Apple [AAPL] has long been established in the creative markets, and while the company has stretched loyalties there on strength of the long, long delay since it last upgraded its Mac Pro, creative users should probably take a moment to prepare for another unbidden tax on their business: Adobe’s Creative Suite upgrade cost rise.
Adobe's upgrade tax
In brief it’s timely to remind professionals in the creative space that if they use older versions of Creative Suite, they only have a few weeks left in which upgrade to the current version before prices rise. That’s because if you use Adobe’s older Creative Suite (CS) products, the clock’s ticking on cut-price upgrades.
These rises are significant, even a single application such as Photoshop CS7 will see a dramatic price rise, at present you can upgrade to this version for from $199. Miss the upgrade deadline and it set you back $699 or more.
What’s happening is that from December 31, Adobe will only offer discounted software upgrade prices to those using the previous main versions of CS.
This means that if you’re not on the most current edition by that date you’ll see upgrade prices rise dramatically as you’ll need to invest in full new versions of the software once Adobe withdraws upgrade prices.
Adobe’s extensive range of design tools are sold in numerous different versions, so to check the impact of these new prices on you and the applications you need to use, please check Adobe’s website. The difference can be over $1,000 in some cases.
[ABOVE: A perhaps appropriate track by the Beatles Band.]
Upgrade now or get locked out
There’s a second sting in the tail: the decision means creative users who don’t upgrade to the current edition in the next few weeks won’t be eligible for the upgrade discount to CS 7 when it hits stores next year.

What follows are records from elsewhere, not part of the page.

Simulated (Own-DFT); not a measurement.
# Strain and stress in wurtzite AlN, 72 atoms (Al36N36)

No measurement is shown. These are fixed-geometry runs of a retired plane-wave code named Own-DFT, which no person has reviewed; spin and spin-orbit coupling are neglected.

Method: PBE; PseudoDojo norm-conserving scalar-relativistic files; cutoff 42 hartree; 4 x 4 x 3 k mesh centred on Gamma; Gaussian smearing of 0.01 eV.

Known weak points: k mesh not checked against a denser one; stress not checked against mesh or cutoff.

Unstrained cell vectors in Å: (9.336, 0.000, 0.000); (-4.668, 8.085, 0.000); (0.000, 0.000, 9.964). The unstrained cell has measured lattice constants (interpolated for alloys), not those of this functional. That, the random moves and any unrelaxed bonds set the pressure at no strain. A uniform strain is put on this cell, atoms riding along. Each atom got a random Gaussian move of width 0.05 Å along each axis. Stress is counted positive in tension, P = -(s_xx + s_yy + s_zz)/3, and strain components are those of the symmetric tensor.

It would be easy to accuse Adobe of placing an unwarranted tax on customers whose businesses are already feeling the impact of the fractured global economy.
To be fair, the software company revealed its plans to change its upgrade pricing structure in November last year, but that doesn’t make the Holiday season timing of the deal any better.
After all, most creative users are small shops, run on shoestring budgets. These users like to get the most out of their equipment investment, and it is by no means unusual to find some of the most cutting-edge creative work coming from creatives using older Macs and old versions of Adobe’s creative software.
In a sense by implementing the new pricing matrix, Adobe is moving to force change in that image of cash-strapped designers tweaking the best they can out of what they have.
The company has another agenda, of course: Creative Cloud. This subscription-based service offers users access to all the apps (including features not yet made available in retail boxed sets of these applications), document sharing and publishing features for $49.99 per month.
Heading to the Creative Cloud
That it’s slightly cheaper (potentially) to use Creative Cloud than to purchase boxed sets (and software licenses) for your Mac hasn’t escaped the notice of many creative users. That’s partially why the company was able to generate 200,000 paid subscribers within four months of launching the service, as revealed during its financial call last September.
That’s fine for those creative shops using one or two Macs, but for larger installations the cost benefits analysis looks a little more shaky. Such users won’t be able to make a firm decision as to which way (subscription or software investment) makes most sense until later this month when the company introduces a version of the service for teams; but even that step leaves the largest teams in a state of uncertainty:
“Next year, we will deliver an enterprise version of Creative Cloud targeted at companies who wish to deploy and provision Creative Cloud across large organizations with a scale similar to the enterprise license agreements we have for Creative Suite today.”
That latter statement means that Adobe’s biggest creative users are truly on the firing line:
Do they upgrade their existing installations now in order to benefit from the reduced pricing available under the soon-to-expire scheme?
Or do they take a risk and stick with their existing versions in hopes the enterprise deal isn’t overly punitive when it is announced next year?
Lest ye forget
Either way, it’s extremely likely that most Photoshop, Illustrator and other CS apps users have already forgotten that the upgrade deal is at an end, as it was announced a year ago.
That’s probably why while Adobe is aiming to attract 800,000 users to its service in the next few years, it currently has just 200,000.
This implies up to 600,000 CS users may need to take steps to ensure they have put a future upgrade path in place, or face the risk of watching future upgrade costs spiral out of control. Or at the least be required to subscribe to the Creative Cloud plan.
This means that my message of the day for any creative Apple or Windows user out there is that if you depend on Adobe’s products for your business, you may have to spring for an upgrade to the latest CS version today, or you’ll be paying a lot more to upgrade in future as Adobe puts in place what could be seen as its special one-off creative industry tax.
Got a story? Drop me a line via Twitter or in comments below and let me know. I'd like it if you chose to follow me on Twitter so I can let you knowwhen these items are published here first on Computerworld.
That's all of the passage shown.